Team Obama is in economic trouble on two fronts right now: The dollar could be headed toward its demise, while the jobs and unemployment numbers have gotten worse. (The unemployment rate is up to 9.8 percent as of the September report released last week.) And there's a simple policy mix the White House could adopt to fix this. It could enact the Mundell-Laffer supply-side approach of a steady King Dollar for price stability and low marginal tax rates to spur jobs and economic growth.
Columbia professor and Nobel Prize winner Robert Mundell and Reagan advisor Arthur Laffer put this formula to work nearly 30 years ago, and it launched a massive low-inflation, bull-market prosperity. Of course, I am a supply-side fossil. I am a dinosaur and a relic of the past. But I still believe this approach could work again, even if it's not going to happen.

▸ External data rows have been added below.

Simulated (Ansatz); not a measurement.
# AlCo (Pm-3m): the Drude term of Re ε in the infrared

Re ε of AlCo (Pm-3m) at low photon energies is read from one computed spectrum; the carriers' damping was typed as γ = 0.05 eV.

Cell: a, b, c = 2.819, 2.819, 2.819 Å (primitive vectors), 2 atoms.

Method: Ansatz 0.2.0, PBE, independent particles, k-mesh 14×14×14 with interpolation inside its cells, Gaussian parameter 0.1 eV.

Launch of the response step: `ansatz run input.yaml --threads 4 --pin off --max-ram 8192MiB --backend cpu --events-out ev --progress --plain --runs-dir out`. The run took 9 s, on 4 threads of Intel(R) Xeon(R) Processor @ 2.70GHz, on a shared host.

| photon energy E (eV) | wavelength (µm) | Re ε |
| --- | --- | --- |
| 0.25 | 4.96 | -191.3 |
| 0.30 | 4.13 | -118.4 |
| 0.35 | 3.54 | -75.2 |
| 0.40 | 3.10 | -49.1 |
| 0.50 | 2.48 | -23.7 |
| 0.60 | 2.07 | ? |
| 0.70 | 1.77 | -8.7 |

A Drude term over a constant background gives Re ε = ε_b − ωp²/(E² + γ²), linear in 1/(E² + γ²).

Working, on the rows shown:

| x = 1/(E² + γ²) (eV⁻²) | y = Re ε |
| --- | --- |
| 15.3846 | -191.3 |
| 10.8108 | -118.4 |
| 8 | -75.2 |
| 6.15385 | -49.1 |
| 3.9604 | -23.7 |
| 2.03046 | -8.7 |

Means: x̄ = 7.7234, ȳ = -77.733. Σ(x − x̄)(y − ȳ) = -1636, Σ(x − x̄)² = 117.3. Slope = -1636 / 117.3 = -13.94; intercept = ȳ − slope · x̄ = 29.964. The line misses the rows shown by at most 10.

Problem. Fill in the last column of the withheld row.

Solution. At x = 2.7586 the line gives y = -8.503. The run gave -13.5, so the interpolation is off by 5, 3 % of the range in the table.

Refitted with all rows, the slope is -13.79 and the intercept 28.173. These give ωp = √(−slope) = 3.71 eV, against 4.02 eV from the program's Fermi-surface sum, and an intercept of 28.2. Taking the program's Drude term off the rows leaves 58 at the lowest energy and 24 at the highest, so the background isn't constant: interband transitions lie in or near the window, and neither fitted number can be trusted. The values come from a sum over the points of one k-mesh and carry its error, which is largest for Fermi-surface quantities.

The dollar has been falling on and off for nearly 10 years, and it's in big trouble right now. The commodity inflation, housing bubble and oil shock of recent years all can be traced to dollar weakness and excess money-creation by the Fed. A weak dollar helped destroy the Bush Boom and create the Great Recession. But now people are talking about ending the dollar's reserve-currency status.
According to London's Independent, the Arab oil producers in the Gulf are planning with China, Russia, Japan and France to end dollar transactions for oil and move instead to a basket of currencies that might include the Japanese yen, the Chinese yuan and the euro, along with gold and some kind of regional Gulf-state currency.
I say, where there's smoke there's fire. The dollar-demise story just won't go away, and it's clear now that China and others have lost confidence in the greenback. For the U.S., this is mostly a self-inflicted wound. And the Treasury and the Fed are in denial about it. The gold price has jumped all the way to $1,050, while the dollar index has fallen again. Without question, the U.S. is creating too many dollars through the Fed, and fiscal disarray continues to threaten more of the same.
And here's a real conflict brewing in the financial markets: The Fed is fighting deflation with a near-zero interest-rate target, while gold, the dollar and commodity markets are signaling that inflation is the real problem. Somebody is going to be very right here, and somebody is going to be very wrong. I'm betting on the markets being right.